09-05-2014 02:20 AM
How to manage the factor which have high Information Value (<0.1), but the graph of WOE is shown like this.
In practically, WOE graph should have linier slope like this
In my case, if I re-grouped the attribute in “Interactive- Grouping” make the WOE graph have liner line like above it will cause of low Information Value
Besides, If continue use this result , in scorecard node, it will affect my score result.
Percentage of Down payment
<15% = 10
15=<DP<30 = 20
30=<DP<50 = 15
>=50 = -5
From the result, I don’t think we cant use this factor. The customers who have high down payment, should have the high score.
I have 9 potential factors which were have IV exceed 0.1 ,but almost all of them have the result as I stated. Do you have any ideas to tackle with this problem?
Thanks for you all help in advance.
09-05-2014 02:59 PM
Rephrasing your question, you are saying that you look for monotonicity in your weight of evidence curves. If your input variable (factor) does not show monotonicity, what to do about it?
To give monotonicity a priority try these two grouping mehtods: monotonic event rate and constrained optimal.
If you are looking for a quick fix and you are absolutely sure that the WOE curve does not represent your data, or future data, you can override with manual WOE on the coarse detail options. Simply adjust the weight of evidence using the Manual WOE columns. This can help to deal with the scorecard points of the down payment variable you mentioned in your example, but remember that you are overriding the ratio of events/non-events according to your business knowledge, not to what is in your data.
Quick fix example: Default grouping WOE vs manual WOE
Monotonic event rate grouping
Use this grouping option if you are looking for monotonic event rate. This option does a great job and it is really hard to beat if you try to come up with the groupings on your own. It will save you a lot of time. But only use it if monotonicty is really important for all your variables. Some variables are expected to have a linear trend, while others are expected to have an inverted U curve. Be careful to only impose this constraint when it makes sense.
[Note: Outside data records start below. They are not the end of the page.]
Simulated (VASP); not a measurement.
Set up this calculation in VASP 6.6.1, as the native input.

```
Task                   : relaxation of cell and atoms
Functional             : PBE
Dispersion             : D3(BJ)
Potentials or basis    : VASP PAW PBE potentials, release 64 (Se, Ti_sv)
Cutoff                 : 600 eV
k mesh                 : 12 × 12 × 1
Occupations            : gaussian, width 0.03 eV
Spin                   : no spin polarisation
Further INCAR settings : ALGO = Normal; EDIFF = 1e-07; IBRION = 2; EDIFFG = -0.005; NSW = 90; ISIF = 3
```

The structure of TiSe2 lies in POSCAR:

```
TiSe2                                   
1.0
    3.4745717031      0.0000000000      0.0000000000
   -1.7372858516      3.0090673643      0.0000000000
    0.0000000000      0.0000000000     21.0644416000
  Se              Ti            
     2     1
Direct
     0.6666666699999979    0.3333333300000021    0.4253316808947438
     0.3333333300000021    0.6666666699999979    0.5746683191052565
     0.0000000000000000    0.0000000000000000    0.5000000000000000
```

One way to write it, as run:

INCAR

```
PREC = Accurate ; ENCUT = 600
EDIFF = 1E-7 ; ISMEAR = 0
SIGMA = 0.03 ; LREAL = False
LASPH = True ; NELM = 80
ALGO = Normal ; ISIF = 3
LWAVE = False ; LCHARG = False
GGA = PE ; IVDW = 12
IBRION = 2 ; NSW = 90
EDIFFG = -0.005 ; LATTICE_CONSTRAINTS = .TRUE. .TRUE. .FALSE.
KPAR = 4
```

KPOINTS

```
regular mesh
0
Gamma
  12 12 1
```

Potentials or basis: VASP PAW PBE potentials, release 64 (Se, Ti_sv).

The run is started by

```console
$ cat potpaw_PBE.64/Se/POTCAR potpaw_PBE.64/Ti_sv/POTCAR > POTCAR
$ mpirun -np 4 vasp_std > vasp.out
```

For this particular example, notice that IV decreases to 0.10. The default grouping had a higher IV value, which means that the previous grouping was somehow more useful. But if monotonicity is very important for this variable, this is the way to go.
Constrained optimal grouping
A third option grouping method is constrained optimal. This method has an OR approach and it will impose several constraints (you can enable/disable/modify them through the constraint options or advanced constraint options menus). Monotonicity has a priority on those constraints. This grouping is my personal favorite because I can choose which constraints should be applied to which variables using the advanced constraint option menu.
Below the results for the same variable in our example using the constrained optimal grouping. Notice that it is a nice answer because these groups have a monotonic WOE trend while they also represent very well the event count of the graph on the left. I also find four groups more useful for this variable in a scorecard. Finally, even if I decided to adjust these WOE based on business knowledge for a more linear trend (and more differentiated scorecard points), the manual adjustments would be minor compared to the manual adjustment of the "quick fix" example.
For more details on these options, check the reference help (press F1 key when you are on Enterprise Miner).
Huge favor, please don't forget to rate this answer and to comment back on how these grouping options work for you.
And this thread may open up a deeper discussion of when should WOE monotonicity be given a priority, which deserves a whole new thread on its own.